Many of the Pilgrims joined the Puritans right
here at the signing of the Mayflower Compact. The signing of the Mayflower Compact.

THE PURITANS
IN THE
NEW WORLD
AND THE
MAYFLOWER
COMPACT

An essay by Gavin Finley MD
endtimepilgrim.org




1. Puritan History, Past, Present and Future. An Introduction to this study.
2. John Winthrop and the Puritan dream of a shining 'city upon a hill'.
3. 'Manifest Destiny' is rooted in the Puritan dream of a 'nation under God'.
4. The Puritan belief in a 'Nation Under God' goes back to ancient Israel.
5. Gutenberg, Bibles and the Reformation bring in the Pilgrims and Puritans.
6. The Puritans rise up in the 1600's to dominate English Parliament.
7. The Puritan Army goes to battle against the king in the English Civil War.
8. The Puritan Army wears yellow ribbons and sashes in the English Civil War.
9. The Puritan Religion supports Parliament in the English Civil War.
10. Puritans vs. Pilgrims. Similarities and differences.
11. The Puritans in the New World and the signing of the Mayflower Compact.
12. Puritan belief and the American Revolution vs. the French Revolution.
13. America's Puritans today and the 'Religious Right'
14. The abortion issue and America's Puritans today
15. Today's Puritans and the expansion of America's global peacemaking role.
16. Today's American Puritans and the rise of Dominion Theology
17. Puritan belief and the future history of America.
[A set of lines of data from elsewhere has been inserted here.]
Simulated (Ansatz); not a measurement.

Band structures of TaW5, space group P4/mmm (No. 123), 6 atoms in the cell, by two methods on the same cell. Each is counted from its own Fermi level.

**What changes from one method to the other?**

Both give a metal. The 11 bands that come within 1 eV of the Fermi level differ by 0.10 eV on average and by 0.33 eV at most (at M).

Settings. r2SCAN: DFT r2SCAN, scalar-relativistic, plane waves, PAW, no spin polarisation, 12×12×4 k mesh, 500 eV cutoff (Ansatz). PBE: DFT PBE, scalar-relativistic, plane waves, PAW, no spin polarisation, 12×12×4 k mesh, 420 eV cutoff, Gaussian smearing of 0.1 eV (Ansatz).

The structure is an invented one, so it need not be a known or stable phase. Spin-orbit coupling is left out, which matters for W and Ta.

UPON THEIR ARRIVAL AND SETTING FORTH IN THE NEW WORLD THE
"FOREFATHERS" SIGNED A DOCUMENT. THIS WAS THE COVENANT KNOWN
AS THE 'MAYFLOWER COMPACT'. THEY WERE BINDING THEMSELVES
TOGETHER AND BEFORE GOD AS 'ONE BODY POLITICK'. THIS BECAME
A FOUNDATIONAL PRINCIPLE FOR ESTABLISHING THE AMERICAN NATION.

As we have seen, the Puritans were politically active Christians of the established English Church. They had big dreams for a new Christian settlement in the New World. In the 1630's to 1650's they had tried to establish a new Parliamentary system in England established on the sure foundation of Biblical Christianity. But they had been disappointed. King Charles 1 had not been willing to do any sovereignty sharing whatsoever. They had then tangled with the king in the political arena and then on the battlefield. The Puritans had won the English Civil War. But their experiment in Parliamentary democracy had failed due to internal corruption and a lack of visible leadership before the people. Oliver Cromwell had then come to the fore. He dissolved Parliament and England went under the rule of a somewhat benign Puritan dictatorship. This Christian republic was not sustainable. With the death of Cromwell 5 years later Charles II came to the throne and the monarchy was reinstated.

After Cromwell things had slipped back into the same old pattern of aristocratic and church elitism with its inevitable corruption. Their dreams and their efforts for a righteous Christian republic ruled by a representative government of Godly, wise and uncorrupted statesmen had not been realized. Was this an impossible dream?

Even as the Puritan dreams for England were fading their dreams for a new life in the English colonies was on the rise. A group of Puritans had settled Jamestown in 1611. Then in 1620 the separatist Puritan congregation from Scrooby, via Leiden, Holland, set sail for the New World aboard the Mayflower. They came to be called the Pilgrims. But early historians had also called them "Forefathers".

There is no doubt that during their passage to new lands in America they were truly Pilgrims and strangers on a journey into an unknown land. But as they established themselves together and before God in the New World they were transformed by their new situation and the necessity for new political bonds. Once again they became politically active as nation builders. As they began to organize themselves and covenant together their true Puritan identity returned to the fore.

Like many who would come after them they pursued their quest to fashion a 'nation under God', even a 'city on a hill' based on a Biblical Christian faith. By God's grace they had crossed the Atlantic Ocean and arrived safely to drop anchor at Plymouth Rock. From there they would set foot into the New World.

Before them lay an entirely new continent. It offered them all a new and fresh opportunity. Surely here in the American colonies they could begin to establish the model Christian society they had dreamed of. It would be based upon a simple congregational government of the sort that had eluded them back in England.

As they gathered on board the Mayflower to lay out the basis for their Christian government their dream took on political form in that famous document known as the 'Mayflower Compact'. This document was more than just a document for them and their colony. The Mayflower Compact was a type and a pattern of things to come. It crystallized the hopes and the aspirations of many Christians of Biblical Christian faith who would come after them.